“Love is what we are born with,
Fear is what we have learned”
Fear, that is all there is to it. An all encompassing fear. Fear that the mind rules the heart more than it should. Fear of love that makes you cut pieces of yourself to fit their ideal, fear of never belonging, never being accepted. Fear of change, fear of uncertainty.
All the inane little fears like sudden jump scares, when somebody gets injured in front of my eyes, the way speed makes me clench my jaw and renders me immobile, a stranger standing too close. Fear of telling him that his eyes haunt my dreams and getting it dismissed like it means nothing. Fear of this mind, the way it shuts off, the way in a fight-flight situation, it freezes.
Fear forcing me to hold on tight, same fear making me let go. Fear of his pretty eyes following my every movement as I trip and fall all over the place, so I try to divert myself by focusing on what to do with my hands. Fear that someone will read my personal journal and consider me downright psychotic. Fear of vicious people who only sap my energy, make me feel terrible about my flaws and always keep weighing me on their broken moral scale.
Fear of hurting someone I really love, seeing them break down because of me and putting that all too familiar pain in their eyes. Don’t we say, “How can you hurt someone you are supposedly in love with ever? Don’t you heal in love?” That fear whenever I see a cute crawly drowning in a puddle, moving me to save the little guy, drying it out in the sun and sending it off on its merry, adventurous way.
Fear for my favorite asshole character when some misfortune befalls him or he doesn’t get his girl. Fear of getting attached because untangling myself rips me open and makes me extremely vulnerable. Fear of being too transparent, with each and every emotion etched on my face. Fear of never finding him, never getting to feel him, never hearing his laugh, never getting a chapter in his life. Fear of tearing him out of mine.
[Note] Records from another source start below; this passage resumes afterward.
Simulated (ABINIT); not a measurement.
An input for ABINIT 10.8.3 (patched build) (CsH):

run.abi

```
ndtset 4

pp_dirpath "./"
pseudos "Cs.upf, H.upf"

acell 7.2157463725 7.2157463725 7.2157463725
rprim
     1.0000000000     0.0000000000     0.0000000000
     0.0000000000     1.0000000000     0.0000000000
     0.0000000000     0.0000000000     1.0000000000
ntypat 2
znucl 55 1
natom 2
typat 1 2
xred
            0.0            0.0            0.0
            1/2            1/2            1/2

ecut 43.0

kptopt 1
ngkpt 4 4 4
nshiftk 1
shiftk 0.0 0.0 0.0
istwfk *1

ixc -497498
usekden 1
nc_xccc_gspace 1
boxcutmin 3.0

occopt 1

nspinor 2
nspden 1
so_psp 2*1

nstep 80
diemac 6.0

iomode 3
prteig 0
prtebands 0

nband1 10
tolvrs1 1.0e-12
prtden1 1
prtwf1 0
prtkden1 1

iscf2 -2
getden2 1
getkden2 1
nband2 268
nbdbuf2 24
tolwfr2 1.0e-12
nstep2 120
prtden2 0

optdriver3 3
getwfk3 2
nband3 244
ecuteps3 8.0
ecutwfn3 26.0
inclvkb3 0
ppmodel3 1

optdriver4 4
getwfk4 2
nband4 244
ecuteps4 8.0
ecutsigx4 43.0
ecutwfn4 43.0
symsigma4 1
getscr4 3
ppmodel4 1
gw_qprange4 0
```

Fear of silence growing louder when I don’t want to be alone. Fear of gas cylinder blowing the roof straight off my head, fear of finding my favorite Goosebumps series eaten by moths or torn to pieces. Fear of lending a book, never to get it back. Fearing my mum, if she finds out that I am not drinking hot milk, skipping my meds when I catch a bug and staying up way too late writing this in the bitter cold, occasionally staring at the dark horizon till I fall asleep, all my winter thrills in one.